T he latest revision of India’s NCERT syllabus seeks to erase the Mughals from our collective memory. What is being presented as “curricular rationalisation” is, in fact, a brazen attempt to rewrite history in the image of a narrow, sectarian ideology. The Mughals were not an accidental dynasty. For over three centuries, they shaped India’s politics, economy, art, architecture, administration, and plural traditions. To delete their contributions is to deny students the right to know their own layered history.
The Mughal Century must be acknowledged as “A Golden Era of Learning and Exchange”. The Mughal dynasty (1526–1857) was not merely a reign of monarchs. It represented one of the most remarkable periods of South Asian history, where local traditions fused with Persian, Central Asian, and Islamic influences to produce a unique, syncretic culture.
Akbar’s Sulh-i Kul (Peace with All): Historian Irfan Habib reminds us that Akbar “pioneered the idea of a secular state” by abolishing the jizya tax on non-Muslims and welcoming scholars of all faiths to his court. The Ibadat Khana debates in Fatehpur Sikri, where Hindus, Muslims, Jains, Parsis, and Jesuit priests exchanged ideas, reflected an intellectual cosmopolitanism far ahead of its time.

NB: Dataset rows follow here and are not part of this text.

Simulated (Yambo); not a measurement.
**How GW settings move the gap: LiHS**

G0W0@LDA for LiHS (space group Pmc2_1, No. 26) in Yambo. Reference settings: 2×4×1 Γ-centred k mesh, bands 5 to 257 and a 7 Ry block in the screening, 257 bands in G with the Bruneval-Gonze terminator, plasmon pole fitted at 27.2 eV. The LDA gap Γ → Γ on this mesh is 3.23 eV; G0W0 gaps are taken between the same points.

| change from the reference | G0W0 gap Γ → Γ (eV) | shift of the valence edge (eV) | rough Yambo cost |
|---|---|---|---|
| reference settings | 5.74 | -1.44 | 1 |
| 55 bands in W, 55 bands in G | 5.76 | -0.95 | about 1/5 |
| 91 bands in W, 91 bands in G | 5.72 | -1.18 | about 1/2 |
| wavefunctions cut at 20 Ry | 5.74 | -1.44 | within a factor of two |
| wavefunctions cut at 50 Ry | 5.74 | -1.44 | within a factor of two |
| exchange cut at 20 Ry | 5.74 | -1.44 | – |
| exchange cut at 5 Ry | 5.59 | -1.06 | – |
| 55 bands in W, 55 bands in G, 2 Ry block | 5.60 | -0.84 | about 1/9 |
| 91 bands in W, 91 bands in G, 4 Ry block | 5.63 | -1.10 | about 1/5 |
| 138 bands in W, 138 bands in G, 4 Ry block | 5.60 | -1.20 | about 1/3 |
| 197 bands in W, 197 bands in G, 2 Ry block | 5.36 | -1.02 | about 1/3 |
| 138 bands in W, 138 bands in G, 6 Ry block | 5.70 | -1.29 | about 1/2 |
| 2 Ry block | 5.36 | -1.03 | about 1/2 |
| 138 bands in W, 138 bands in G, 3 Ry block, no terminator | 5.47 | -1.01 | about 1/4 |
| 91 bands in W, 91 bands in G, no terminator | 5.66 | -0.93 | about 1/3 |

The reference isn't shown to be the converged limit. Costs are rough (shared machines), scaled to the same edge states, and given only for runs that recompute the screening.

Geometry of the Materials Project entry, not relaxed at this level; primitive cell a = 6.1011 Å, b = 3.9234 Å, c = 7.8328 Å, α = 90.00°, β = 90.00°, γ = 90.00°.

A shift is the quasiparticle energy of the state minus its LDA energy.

Shah Jahan and the Flourishing of Arts: From the Taj Mahal to the Red Fort, Mughal architecture remains India’s most enduring aesthetic legacy. Ebba Koch, in her classic study Mughal Art and Imperial Ideology (2001), notes that Mughal architecture was a deliberate political project—monuments built not just for beauty but to embody pluralism and sovereignty.
Aurangzeb, the Misunderstood Sovereign: Demonised by colonial historians and Hindutva polemicists alike, Aurangzeb was a complex figure. Audrey Truschke’s Aurangzeb: The Man and the Myth (2017) challenges simplistic portrayals, noting that he expanded the empire to its greatest extent, patronised Hindu temples, and employed more Hindus in his administration than any other Mughal ruler. His Fatawa-i-Alamgiri, a massive compendium of Islamic law, stands as a testament to his intellectual rigour and administrative drive.
As historian Shireen Moosvi shows in The Economy of the Mughal Empire (1987), India under the Mughals accounted for nearly a quarter of the world’s GDP. Their revenue system was sophisticated, their roads and caravanserais facilitated commerce, and Indian textiles dominated global trade markets. Economy and global trade prospered as almost never before.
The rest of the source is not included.